KENNETH FREED served twelve seasons as Music Director of Minnesota’s Mankato Symphony Orchestra. He was also an Assistant Conductor of The Minnesota Orchestra, where he led performances on its Family and Young People’s concert series. He has conducted the Orlando Philharmonic Orchestra, Duluth Superior, Fargo-Moorhead and San Juan symphony orchestras and the Mankato Ballet Company. For more than a decade, he was a conductor at Greenwood Music Camp in Cummington, Massachusetts and also served as Music Director of Minnesota’s Kenwood Symphony Orchestra. Mr. Freed’s current season includes performances with Vietnam’s Auftdart Philharmonic Orchestra.
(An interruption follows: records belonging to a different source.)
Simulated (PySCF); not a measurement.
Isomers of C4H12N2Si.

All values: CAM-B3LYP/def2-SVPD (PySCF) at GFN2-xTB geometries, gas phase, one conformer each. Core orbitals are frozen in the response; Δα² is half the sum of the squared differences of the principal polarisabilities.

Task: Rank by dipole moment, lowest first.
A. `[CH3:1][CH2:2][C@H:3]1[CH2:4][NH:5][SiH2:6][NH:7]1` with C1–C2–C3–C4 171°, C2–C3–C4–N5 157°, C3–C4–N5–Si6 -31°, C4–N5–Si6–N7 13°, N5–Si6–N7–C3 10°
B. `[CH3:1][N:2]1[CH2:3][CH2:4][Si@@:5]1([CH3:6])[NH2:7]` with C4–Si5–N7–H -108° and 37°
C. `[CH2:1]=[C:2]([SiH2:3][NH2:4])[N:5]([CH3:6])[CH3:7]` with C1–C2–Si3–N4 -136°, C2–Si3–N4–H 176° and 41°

Kenneth Freed is well regarded as an orchestra builder, skilled in external relations and community and artistic collaboration. During his tenure in Mankato, ticket sales and fundraising reached new highs, as has state support for the orchestra. In 2010, the orchestra became a partner in an unprecedented $67,000 grant from the Minnesota State Arts Board to create and launch the Dakota Music Tour, a free public concert series, engaging the state’s Dakota communities through concerts by merging American Indian and Western classical music. A 2012 grant of $10,000 from the National Endowment for the Arts helped support the special presentation, Deconstructing Don Quixote; another $10,000 grant in 2018 made possible an “Inside Out” concert, during which first-time concertgoers sat among the orchestra members for an up-close experience of music-making. In 2019, he secured a transformational bequest of $500,000. While leading the Kenwood Symphony, Mr. Freed grew the ensemble from a chamber orchestra to a full symphony orchestra and developed an education program including school partnerships that continue to this day.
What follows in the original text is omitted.